Major Drilling says scarce labor poses hurdle
NEW YORK (Reuters) - The scarcity of trained labor, not machinery or capital constraints, is the main hurdle facing the mining industry, said the head of Major Drilling Group (MDI.TO), one of the world's largest mine drilling companies.
"People ask us about machines. I can get all the machines I want. There may be a delay, and we have to order six months in advance, but that's not my issue," Chief Executive Francis McGuire said at the Reuters Global Mining Summit on Wednesday.
The spike in the prices of both precious metals and base metals has led to a wave of new exploration projects. Gold prices are nudging $1,000 an ounce, silver is at 27-year highs and base metal prices on average are up about 27 percent since the beginning of 2008.
"All the minerals that are easy to access have been found and are being depleted at a relatively quick rate. Therefore, what will happen over the next 10 to 15 years is that everything will be in areas that are difficult to access," McGuire said.
This means that the skills and technology will have to evolve quite substantially to meet the growing challenges, he added.
Major Drilling is focused on specialized drilling, which includes deep-hole drilling, directional drilling and high-altitude drilling.
"It takes 3 to 5 years to train a driller, and it is a very, very skills-intensive industry. Technology and capital play a somewhat lesser role," McGuire said.
Moreover, the scarcity of trained labor, coupled with the burgeoning of exploration projects, has put drillers in the driver's seat.
"The days, even 5 or 6 years ago, of sending someone out in the bush and having them take care of themselves ... Those days are gone," McGuire said.
Nowadays, you have to provide your crew with a camp, a washerwoman, three hot meals a day, along with Internet and phone access, or they just won't go, he said.
Major Drilling is the world's second largest mine drilling company, behind U.S. drilling services group Boart Longyear
(BLY.AX).
Labor constitutes about 30 to 40 percent of the company's annual costs and it actually plans its capital budget based on how many people it can train in a year. It is currently trying to expand its labor force by about 20 percent a year.
McGuire noted that half the people hired drop out in the first few months due to the tough working conditions, while only half of those that remain usually have the potential to be good drillers.

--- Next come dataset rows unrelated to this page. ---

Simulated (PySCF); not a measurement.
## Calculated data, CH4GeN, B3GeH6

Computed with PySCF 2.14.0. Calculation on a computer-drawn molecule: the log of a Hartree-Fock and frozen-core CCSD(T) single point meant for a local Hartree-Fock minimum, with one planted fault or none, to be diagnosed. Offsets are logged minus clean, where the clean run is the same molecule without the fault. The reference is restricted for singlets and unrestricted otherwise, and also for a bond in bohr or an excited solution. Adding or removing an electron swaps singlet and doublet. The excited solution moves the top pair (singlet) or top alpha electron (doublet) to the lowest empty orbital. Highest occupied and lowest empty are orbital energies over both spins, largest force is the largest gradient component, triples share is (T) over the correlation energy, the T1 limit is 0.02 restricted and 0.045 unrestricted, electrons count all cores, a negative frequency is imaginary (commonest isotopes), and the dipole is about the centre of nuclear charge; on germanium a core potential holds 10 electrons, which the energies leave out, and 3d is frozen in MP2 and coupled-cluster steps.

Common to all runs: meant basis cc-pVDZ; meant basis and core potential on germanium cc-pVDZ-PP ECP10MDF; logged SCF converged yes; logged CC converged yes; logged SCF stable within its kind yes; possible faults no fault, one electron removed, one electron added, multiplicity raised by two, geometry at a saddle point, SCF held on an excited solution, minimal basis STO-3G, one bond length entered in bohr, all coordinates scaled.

"You, unfortunately, have to learn on the job and how you learn is by making a lot of mistakes," he said.
The booming demand for drillers is particularly strong right now as both gold and base metal miners have stepped up exploration at the same time, and traditionally this has not been the case, McGuire said.
"There is so much demand out there, any drill and any crew that we can put out there is taken up immediately," he said.